Over the past week, I have been doing a lot of thinking on the so-called “writer obligation.” This is discussed a lot, often times involving a controversial text and whether or not it should have been written/be read by the public. It speaks to a writer’s obligation to society: stating that what is written in part shapes the fabric of daily life and perception. I don’t disagree with that last sentence, but still encourage all writers to not be obliged to anyone.
Writers’ obligations are often cited with matters of political correctness (more on this term in a later post). I have personally seen it come up in the following: writers have a responsibility not to write racist characters, publishers should not publish books with racist characters, readers should not read books with racist rhetoric. Likewise I have heard a debate of whether white writers should write characters of color – the list goes on.
Racism, sexism, and any other form of discrimination based on arbitrary external features that have little to do with a person’s inner character are horrible. Make no mistake, this is not an article condoning prejudice in any way.
That said, I believe a writer has the obligation to ignore all issues I mentioned in the preceding paragraph. Write racism – write sexism – write every horrific thing that exists in the world today: only write it well. Writing a thoughtful, well-constructed narrative that captures truth is the sole obligation of the writer. We should never be concerned that our writing will upset anyone. Let me elaborate:
Lessons can be learned in many ways. Some people are visual learners – they learn with the aid of images and the spatial organization of elements on a page. Some people are auditory – they need only hear something once and they’ll process and remember it. Still others are kinesthetic: these people learn best when they’re moving, putting their whole body into the exercise. The last group of learners I want to mention learn through reading/writing. That one is self-explanatory.

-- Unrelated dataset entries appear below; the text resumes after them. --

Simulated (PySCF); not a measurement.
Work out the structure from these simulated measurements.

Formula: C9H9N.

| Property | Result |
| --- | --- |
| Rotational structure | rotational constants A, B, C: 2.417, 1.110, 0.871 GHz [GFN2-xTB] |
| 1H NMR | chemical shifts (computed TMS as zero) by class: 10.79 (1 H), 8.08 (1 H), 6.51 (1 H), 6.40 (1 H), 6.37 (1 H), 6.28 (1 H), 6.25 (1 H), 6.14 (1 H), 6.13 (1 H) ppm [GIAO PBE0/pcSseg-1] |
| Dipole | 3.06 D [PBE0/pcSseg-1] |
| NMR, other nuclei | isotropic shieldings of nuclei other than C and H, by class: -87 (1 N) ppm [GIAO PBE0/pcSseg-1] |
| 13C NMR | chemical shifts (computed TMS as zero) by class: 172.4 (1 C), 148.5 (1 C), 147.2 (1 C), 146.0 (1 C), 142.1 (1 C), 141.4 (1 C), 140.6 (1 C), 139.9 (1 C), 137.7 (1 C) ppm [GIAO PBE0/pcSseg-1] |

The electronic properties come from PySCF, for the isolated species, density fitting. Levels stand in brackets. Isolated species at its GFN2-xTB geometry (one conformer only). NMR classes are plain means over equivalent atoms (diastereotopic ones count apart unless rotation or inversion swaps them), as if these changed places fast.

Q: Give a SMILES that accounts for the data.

This means that, for some people, reading To Kill a Mockingbird will do more to inform them of racism/inequality than listing to all the speeches of Martin Luther King Jr. and Malcolm X combined. To Kill a Mockingbird – a book written by a white woman.
Many books teach lessons, and this isn’t confined to nonfiction. To Kill a Mockingbird is a prime example of fiction being used to teach a real lesson. By presenting a real world issue in a fictional story, Harper Lee entertains as she enlightens. Yet To Kill a Mockingbird is only one example – one that is not subtle at all.
Lolita by Vladimir Nabokov is a tougher animal. For those that don’t know, this book is about a child molester who stalks and sexually abuses a young girl. This child molester is the protagonist – the whole book is told only through his perspective. He is in constant defense of his abominable actions and, until the end, never shows a shred of remorse.
Reading Lolita is not an enjoyable experience, but it is a powerful one. It drags its reader down a rabbit hole of horror until the very end, humanizing arguably the most type of person on the planet. Yet, despite the lack of heroic figure or a flatly stated lesson, the reader never once vindicates Humbert Humbert (the protagonist)’s actions.
Lolita is a story about a sexual predator, not about how being a sexual predator is okay. The reader sees the full truth in the revulsion of the other characters once they learn what has happened, and in the horror of what happens to teenage Dolores as she is abused by Humbert.
This is what I mean about writing a thoughtful and well-constructed piece. Nabokov clearly did not cut corners or try to simplify any of his writing. He embraced the challenge of it, knowing that if he failed – Lolita would be nothing more than sensationalist trash that tries too hard to get under a reader’s skin. Humbert Humbert needed humanity to fully capture the horror of what he was doing.
The truth is not always a nice thing… very often it isn’t. Sometimes that truth can be as comforting as the importance of friendship (the Harry Potter series) or that ordinary people can do great things to change the world (the Lord of the Rings). Other times, the truth is terrible: loss can be needed to make change happen (Romeo and Juliet) and that the monsters in our world are people too (Lolita).
Capturing truth isn’t easy, whether it’s good or bad. It is what separates the good works of art from the popcorn. It is what makes stories stay with us, even if we haven’t read them for decades. For those writers out there: take your time – the truth is a nuanced beast. Like with most of the best things in writing, it is very unlikely that any writer captures truth in the first draft.
Writers have just one obligation: write the best pieces they can. It is the readers’ obligation to tell them if they failed or succeeded.